Dominion Energy Announces Battery Storage Pilot Projects
Dennis Schroeder / NREL

The four utility-scale battery storage pilot projects totaling 16 MW are the largest projects of their kind in Virginia. The projects were filed with the State Corporation Commission (SCC) for approval and are enabled by the Grid Transformation & Security Act of 2018, which allows Dominion Energy to invest in up to 30 MW of battery storage pilot projects. As Dominion Energy continues to increase its solar fleet  the company is looking for new and innovative ways to store the renewable energy it produces and maintain reliable service to customers.

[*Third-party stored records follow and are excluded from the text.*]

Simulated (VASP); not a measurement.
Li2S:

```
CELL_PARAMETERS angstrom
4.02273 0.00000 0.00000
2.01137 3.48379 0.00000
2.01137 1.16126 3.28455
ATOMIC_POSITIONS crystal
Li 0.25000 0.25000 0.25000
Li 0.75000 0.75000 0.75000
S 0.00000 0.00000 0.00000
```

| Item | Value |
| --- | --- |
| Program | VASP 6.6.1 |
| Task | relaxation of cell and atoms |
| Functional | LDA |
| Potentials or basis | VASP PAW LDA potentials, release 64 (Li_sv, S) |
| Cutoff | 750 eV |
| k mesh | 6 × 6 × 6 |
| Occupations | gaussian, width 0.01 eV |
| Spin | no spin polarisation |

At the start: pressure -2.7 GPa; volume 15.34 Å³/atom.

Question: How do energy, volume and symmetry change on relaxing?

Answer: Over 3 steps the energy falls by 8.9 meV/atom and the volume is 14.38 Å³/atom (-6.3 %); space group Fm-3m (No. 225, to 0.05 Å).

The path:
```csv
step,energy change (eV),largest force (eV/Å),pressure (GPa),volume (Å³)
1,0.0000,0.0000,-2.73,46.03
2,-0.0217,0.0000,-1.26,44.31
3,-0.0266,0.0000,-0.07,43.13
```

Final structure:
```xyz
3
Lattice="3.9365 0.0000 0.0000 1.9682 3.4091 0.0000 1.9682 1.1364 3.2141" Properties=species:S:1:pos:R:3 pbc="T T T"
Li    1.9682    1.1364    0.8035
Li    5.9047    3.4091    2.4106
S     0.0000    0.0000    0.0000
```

"These pilot projects will enable Dominion Energy to better understand how best to deploy batteries to help overcome the inherent fluctuation of wind and solar generation sources," said Mark D. Mitchell, vice president – generation construction

The four proposed Central Virginia-based lithium-ion projects will cost approximately $33 million to construct and will provide key information on distinct use cases for batteries on the energy grid. Pending SCC approval, the pilots would be evaluated over a five-year period once operational as currently expected in December 2020.

  1. Two battery systems totaling 12 MW at the Scott Solar facility in Powhatan County will demonstrate how batteries can store energy generated from solar panels during periods of high production and release energy during periods when load is high or solar generation is low.
  2. A 2-MW battery at a substation in Ashland will explore how batteries can improve reliability and save money on equipment replacement by serving as an alternative to traditional grid management investments such as transformer upgrades, necessary to serve customers during times of high energy demand.
  3. A 2-MW battery at a substation in New Kent County serving a 20-MW solar facility will show how batteries can help manage voltage and loading issues caused by reverse energy flow, to maintain grid stability.